ABC's owner, David Waltemath, passed away in September 2023. ABC has filed a notice dismissing Mr. Waltemath as a plaintiff and explaining that this action does not abate and will proceed with the remaining parties. Doc. 72 (citing Fed.R.Civ.P. 25(a)(2)).

I. Background.

This case is the latest in a longstanding dispute between ABC and the Flood Control District of Maricopa County (the “District”). ABC operates a sand and gravel mine in the floodplain at the confluence of the New and the Agua Fria Rivers in Maricopa County, Arizona. The District regulates and issues five-year permits for mining operations in floodplains. See A.R.S. §§ 48-3609(B)(1), 48-3613(A); Floodplain Regulations for Maricopa County §§ 401-04.

ABC mined under permits issued by the District from 1985 to 2011. ABC applied to renew its permit in 2011. Disputes over this renewal and subsequent developments led to extensive litigation between the parties for the last decade. See Doc. 56 at 2 (discussing history of litigation between the parties); ABC Sand & Rock Co., Inc. v. Maricopa Cnty., No. CV-17-01094-PHX-DGC, 2021 WL 3491947, at *1-8 (D. Ariz. Aug. 9, 2021) (same).

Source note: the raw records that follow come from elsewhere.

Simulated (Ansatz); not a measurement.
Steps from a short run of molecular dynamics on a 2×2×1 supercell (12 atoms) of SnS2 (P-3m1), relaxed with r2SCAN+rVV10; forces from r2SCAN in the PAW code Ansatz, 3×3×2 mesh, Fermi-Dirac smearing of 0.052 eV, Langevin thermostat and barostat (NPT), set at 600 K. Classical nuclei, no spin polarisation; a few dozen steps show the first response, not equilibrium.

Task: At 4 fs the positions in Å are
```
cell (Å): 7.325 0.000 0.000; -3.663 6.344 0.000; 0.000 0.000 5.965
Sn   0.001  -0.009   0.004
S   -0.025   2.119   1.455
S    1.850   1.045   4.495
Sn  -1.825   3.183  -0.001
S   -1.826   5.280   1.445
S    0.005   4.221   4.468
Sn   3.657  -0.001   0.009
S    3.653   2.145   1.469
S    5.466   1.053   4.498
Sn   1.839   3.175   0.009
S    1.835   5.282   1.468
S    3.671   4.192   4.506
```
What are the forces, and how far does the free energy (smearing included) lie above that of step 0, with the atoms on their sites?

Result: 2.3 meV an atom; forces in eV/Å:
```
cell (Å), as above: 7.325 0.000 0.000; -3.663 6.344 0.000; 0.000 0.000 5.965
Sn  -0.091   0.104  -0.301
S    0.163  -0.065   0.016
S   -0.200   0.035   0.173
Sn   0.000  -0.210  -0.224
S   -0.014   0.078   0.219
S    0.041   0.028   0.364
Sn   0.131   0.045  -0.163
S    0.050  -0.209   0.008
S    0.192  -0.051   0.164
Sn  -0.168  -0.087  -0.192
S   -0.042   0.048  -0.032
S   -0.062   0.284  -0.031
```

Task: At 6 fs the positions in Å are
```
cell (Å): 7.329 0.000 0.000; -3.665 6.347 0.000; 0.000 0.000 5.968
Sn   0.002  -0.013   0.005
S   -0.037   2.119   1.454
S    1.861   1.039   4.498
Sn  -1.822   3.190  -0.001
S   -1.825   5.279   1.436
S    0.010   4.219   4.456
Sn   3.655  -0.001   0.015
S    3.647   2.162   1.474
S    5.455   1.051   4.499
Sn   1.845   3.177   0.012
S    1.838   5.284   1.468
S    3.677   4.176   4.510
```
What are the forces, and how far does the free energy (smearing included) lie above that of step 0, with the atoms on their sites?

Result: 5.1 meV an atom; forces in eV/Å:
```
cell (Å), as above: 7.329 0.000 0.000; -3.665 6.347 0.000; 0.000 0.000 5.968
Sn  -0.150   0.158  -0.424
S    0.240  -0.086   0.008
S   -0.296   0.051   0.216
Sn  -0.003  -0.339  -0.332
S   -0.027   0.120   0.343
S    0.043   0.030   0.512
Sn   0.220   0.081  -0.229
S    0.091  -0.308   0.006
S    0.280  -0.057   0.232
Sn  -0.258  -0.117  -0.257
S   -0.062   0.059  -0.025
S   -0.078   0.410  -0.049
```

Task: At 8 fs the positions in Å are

Despite this ongoing litigation, ABC submitted a proposed plan of development to the District and applied for a new permit in 2015. Doc. 44 ¶¶ 3, 14. ABC's previous permit allowed it to mine to a depth of 10 feet in the floodplain and up to 40 feet in the floodplain fringe, but the 2015 application sought authorization to mine to a depth of 60 feet. Id.; Doc. 46-3 at 3. ABC's engineer, Pedro Calza, completed the plan of development in July 2017. Docs. 44 ¶ 3, 44-2. The District approved the plan and issued ABC a new permit in August 2017 (the “Permit”). Docs. 44 ¶ 24, 44-14.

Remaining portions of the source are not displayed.